Reuters: Italy’s Eni, which has been receiving payments in oil from Iran for debts, is reworking the deal and is unlikely to import crude in July after European Union sanctions on Tehran take effect, market sources said on Thursday.
By Ikuko Kurahone and Jessica Donati
LONDON, May 31 (Reuters) – Italy’s Eni, which has been receiving payments in oil from Iran for debts, is reworking the deal and is unlikely to import crude in July after European Union sanctions on Tehran take effect, market sources said on Thursday.
The unexpected decision by the Italian oil major, which is exempted from the embargo on imports, will lead to a complete halt in Iranian crude supply to Europe in July.
“Even though Eni is able to continue importing cargoes, because of the sanctions there are other details it needs to organise,” a person with knowledge of the deal said. He declined to be named due to the sensitivity of the matter.
The market sources said it was not clear when Iran’s crude deliveries to Eni would resume.
“I do not know when Eni will be able to import the next cargo.”
Spokesmen for the energy company declined to comment.
The last cargoes of crude are already on their way from Iran to Europe ahead of the EU measures which become effective on July 1, traders said.
Eni’s chief executive Paolo Scaroni had said in March that Iran still owed the company $1.0-1.4 billion worth of oil, and that it had a special exemption enabling it to continue receiving that crude despite the EU embargo.
The EU will join the United States in imposing a total ban on imports of Iranian oil to pressure Tehran over its nuclear programme that the West suspects may be aimed at developing nuclear weapons. Tehran says its research is for peaceful purposes.

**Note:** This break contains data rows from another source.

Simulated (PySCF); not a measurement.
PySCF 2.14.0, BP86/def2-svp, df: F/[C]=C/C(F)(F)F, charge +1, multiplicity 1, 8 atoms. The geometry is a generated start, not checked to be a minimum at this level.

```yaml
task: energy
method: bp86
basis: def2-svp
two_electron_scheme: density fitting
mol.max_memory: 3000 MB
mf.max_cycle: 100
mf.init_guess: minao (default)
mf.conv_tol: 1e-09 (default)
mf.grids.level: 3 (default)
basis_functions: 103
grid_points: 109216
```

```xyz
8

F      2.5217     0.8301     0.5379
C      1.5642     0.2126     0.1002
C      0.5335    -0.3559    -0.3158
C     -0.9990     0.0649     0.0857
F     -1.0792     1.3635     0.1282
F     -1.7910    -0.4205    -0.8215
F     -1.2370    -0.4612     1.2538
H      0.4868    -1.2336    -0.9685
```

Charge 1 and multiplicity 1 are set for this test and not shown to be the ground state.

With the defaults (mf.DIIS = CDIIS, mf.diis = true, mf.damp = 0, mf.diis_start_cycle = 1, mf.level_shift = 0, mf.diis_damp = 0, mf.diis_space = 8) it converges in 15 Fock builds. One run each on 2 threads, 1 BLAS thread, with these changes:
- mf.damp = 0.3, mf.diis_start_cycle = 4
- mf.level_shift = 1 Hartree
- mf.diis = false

Other oil companies in the Mediterranean including Spain’s Cepsa and three other Italian oil firms, ERG, Iplom and Saras have planned to take their last cargoes from Iran in June, other market sources said.
This is because the physical crude oil market typically trades 30-40 days ahead and any June deliveries have already been fixed.
“With our term contract the last barrels are going to be lifted in June and that’s all,” a source with one of the companies said. He also declined to speak on the record.
The volume of Iranian crude imports to Europe has already fallen to a fraction of the 700,000 barrels per day delivered before tension escalated last year.
The drop has been caused by several European companies, including Royal Dutch Shell and Spain’s Repsol deciding to halt imports from Iran even before the sanctions took effect.
Iraq and Russia are likely to emerge as the most flexible sources of alternative supply to the lost Iranian crude, which is medium to heavy and sour – meaning it has high sulphur content.
Some small refineries remain cautious about taking Saudi Arabian oil as this requires signing up to contracts for fixed periods.
“We will buy (Iraqi) Kirkuk,” another source said. “We always speak with Saudi Aramco and they are very reliable but it does not make economic sense sometimes.”
Iran has held talks with Western countries in Baghdad but the hopes for a resolution are still vague. Shortly after the round, U.S. Secretary of State Hillary Clinton said much work remained to be done and sanctions would stay in place.
Iran’s foreign ministry in return warned Western countries this week that pursuing economic sanctions would jeopardise the chances of reaching an agreement.